January 18, 2018
Even though the sweeping tax reform bill was signed into law on Dec. 22, the massive document is so dense that even seasoned real estate professionals aren’t entirely sure what it will mean for Miami.

While some of the bill’s real estate provisions are clearly delineated, other portions are “riddled with errors,” said Dustin Stamper, director of the Grant Thornton Washington National Tax Office.

Those, and “handwritten notes on the margins,” are indications that the bill was written in a rush, Stamper told attendees at a Wednesday breakfast hosted by the real estate committee of the Greater Miami Chamber of Commerce. As a result, he expects the law will undergo technical corrections and other tweaks in the weeks to come.

“It’s going to be the wild west in the tax world,” Stamper said.

These impacts are clear:

▪ The limit for the mortgage interest deduction will be lower. Previously, homeowners with loans of up to $1 million could write off the interest of their mortgages. Now, the amount has been lowered to $750,000. (The change will only affect new loans; existing loans will be grandfathered in). The deduction also applies to second homes. (Industry pros think this could impact the sales of homes between $750,000 to $1 million. But they differ in how important that market is.)

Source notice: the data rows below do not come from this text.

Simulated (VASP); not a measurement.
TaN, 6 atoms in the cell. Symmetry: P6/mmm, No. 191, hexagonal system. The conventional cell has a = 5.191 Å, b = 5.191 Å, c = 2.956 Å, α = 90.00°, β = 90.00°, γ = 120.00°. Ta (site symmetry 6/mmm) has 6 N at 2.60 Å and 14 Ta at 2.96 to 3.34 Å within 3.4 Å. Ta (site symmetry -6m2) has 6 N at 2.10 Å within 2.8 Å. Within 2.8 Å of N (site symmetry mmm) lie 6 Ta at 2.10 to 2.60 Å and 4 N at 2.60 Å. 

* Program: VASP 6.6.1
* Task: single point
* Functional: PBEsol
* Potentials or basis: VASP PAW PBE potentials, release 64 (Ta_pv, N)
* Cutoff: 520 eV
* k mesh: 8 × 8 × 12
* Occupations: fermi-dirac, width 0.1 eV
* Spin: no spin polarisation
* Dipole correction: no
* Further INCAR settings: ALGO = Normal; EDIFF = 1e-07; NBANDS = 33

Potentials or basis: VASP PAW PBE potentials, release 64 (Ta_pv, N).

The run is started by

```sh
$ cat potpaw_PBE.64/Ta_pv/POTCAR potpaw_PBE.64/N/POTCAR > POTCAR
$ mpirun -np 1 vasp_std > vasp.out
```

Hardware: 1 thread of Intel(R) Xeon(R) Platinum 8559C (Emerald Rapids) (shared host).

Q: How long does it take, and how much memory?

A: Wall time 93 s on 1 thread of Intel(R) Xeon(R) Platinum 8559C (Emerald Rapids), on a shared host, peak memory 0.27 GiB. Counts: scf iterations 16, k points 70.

▪ Deductions for income, sales and property taxes, which were previously unlimited, are now capped at $10,000. But the new cap could lead more residents of states with high property values and state income tax to South Florida. That boost could help to offset an expected slowdown of new sales of homes priced within the $750,000 to $1 million range, whose interest can no longer be deducted.

Vanessa Grout, president of CMC Real Estate, developers of the 64-story Brickell Flatiron luxury condo currently under construction in downtown Miami, said she has already seen the inbound website traffic from New York buyers triple in volume within the past month. Three penthouses in the building, ranging in price from $1.5 million to $3 million, were bought by New Yorkers in the first two weeks of January alone, she said.

Some of the issues pondered during the hour-long conference: How the bill will impact estate taxes (probably not much, speculated real estate pros); whether corporations will be encouraged to stop holding their investments overseas (yes); and the disconnect between what the bill will deliver and what taxpayers expect. (Stamper said nearly every income bracket will receive a tax cut, despite the caps on deductions.)

Wednesday’s pow-wow between real estate professionals is just one of many more to come, said Arthur “AJ” Meyer, chair of the Greater Miami Chamber of Commerce and vice president of business development at the ANF Group construction/development firm.

“This is a complicated bill, and it’s going to take a while for everyone to get a good grasp on all its parts — including professionals,” said Meyer, who organized Wednesday’s conference.